Defense Secretary Donald Rumsfeld said in a recent television interview
that he had not seen any evidence since December 2001 that Bin Laden was
still alive.
“I
don’t believe I’ve seen a hard piece of information that would
persuade me that he was alive since last December, and it’s now
September,” Rumsfeld told CNN television last month.
“He
may be alive, he may be dead, he may be injured, but I've not seen
anything that persuades me that I could have high confidence with
respect to any one of these three answers,” he said.
Days
after Rumsfeld’s comment, a man claiming to be an ex-Taliban diplomat
told a secret press conference in the Pakistani frontier town of
Peshawar that both Bin Laden and Mullah Omar were alive.
Omar,
who was rarely seen in public even before he fled Taliban’s last
stronghold in December, has also proved frustratingly elusive to his
pursuers.
Legend
has it he drove away from the southern city of Kandahar on a motorbike
after a surrender deal brokered by current Afghan President Hamid
Karzai.
“Mullah
Omar is alive and is inside Afghanistan. I met him 15 days back,”

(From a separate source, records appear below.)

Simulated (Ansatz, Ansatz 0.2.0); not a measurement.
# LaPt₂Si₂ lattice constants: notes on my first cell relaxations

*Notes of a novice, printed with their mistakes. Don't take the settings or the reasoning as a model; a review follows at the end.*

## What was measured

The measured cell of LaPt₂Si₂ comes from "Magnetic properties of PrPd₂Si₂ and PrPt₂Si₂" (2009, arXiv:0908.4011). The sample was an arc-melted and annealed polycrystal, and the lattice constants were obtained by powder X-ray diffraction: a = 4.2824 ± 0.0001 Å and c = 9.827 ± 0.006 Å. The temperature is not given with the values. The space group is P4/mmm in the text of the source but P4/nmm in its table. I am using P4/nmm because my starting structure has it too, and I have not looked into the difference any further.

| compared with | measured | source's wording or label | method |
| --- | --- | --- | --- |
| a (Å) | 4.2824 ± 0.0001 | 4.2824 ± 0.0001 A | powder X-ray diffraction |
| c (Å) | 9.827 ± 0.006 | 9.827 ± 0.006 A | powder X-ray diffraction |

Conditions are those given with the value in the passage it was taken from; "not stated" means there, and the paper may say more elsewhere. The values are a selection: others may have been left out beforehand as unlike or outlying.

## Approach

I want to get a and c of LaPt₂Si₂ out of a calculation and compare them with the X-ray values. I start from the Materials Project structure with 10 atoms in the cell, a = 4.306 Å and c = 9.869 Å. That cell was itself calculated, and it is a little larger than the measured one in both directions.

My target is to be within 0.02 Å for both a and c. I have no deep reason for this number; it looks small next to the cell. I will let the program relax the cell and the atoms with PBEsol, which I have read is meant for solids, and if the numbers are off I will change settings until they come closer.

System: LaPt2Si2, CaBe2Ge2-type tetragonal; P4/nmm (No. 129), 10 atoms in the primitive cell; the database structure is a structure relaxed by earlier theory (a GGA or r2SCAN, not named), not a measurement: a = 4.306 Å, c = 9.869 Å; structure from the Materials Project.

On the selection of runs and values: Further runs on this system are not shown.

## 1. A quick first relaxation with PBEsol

Naseer Ahmed Roohi, who claimed to be the former first secretary of the
Taliban's embassy in the United Arab Emirates (UAE), told reporters.
“Omar
is also in touch with Osama bin Laden. Osama is neither dead nor has he
come to Pakistan,” he said.
“He’s
alive and in contact with Mullah Omar. He’s inside Afghanistan, he
never crossed the border (into Pakistan).”
The
coalition was last sure it had located Bin Laden in December during a
military assault on the Tora Bora mountains, but many believe he and
other Al-Qaeda leaders may have taken advantage of a temporary ceasefire
to slip away.
Nothing
has been heard from him since, apart from a videotape message aired in
December but thought to have been filmed weeks earlier.
The
capture of several of his leading operatives in Pakistan has fuelled
theories that Bin Laden is among many Al-Qaeda and Taliban fighters who
have fled over the porous border from Afghanistan.
Although
Pakistan President Pervez Musharraf has said he wouldn’t “entirely
rule out” the notion that Bin Laden was in Pakistan he more recently
said he was convinced the Saudi-born millionaire was not in his country.
“I
can say it for sure,” he told reporters after addressing the U.N.
General Assembly last month.
“He
is about six-feet-five (nearly two meters) and moves, I am sure, with a
large protection force, maybe a couple of hundred people,” Musharraf
said. “Now this is really very recognizable.”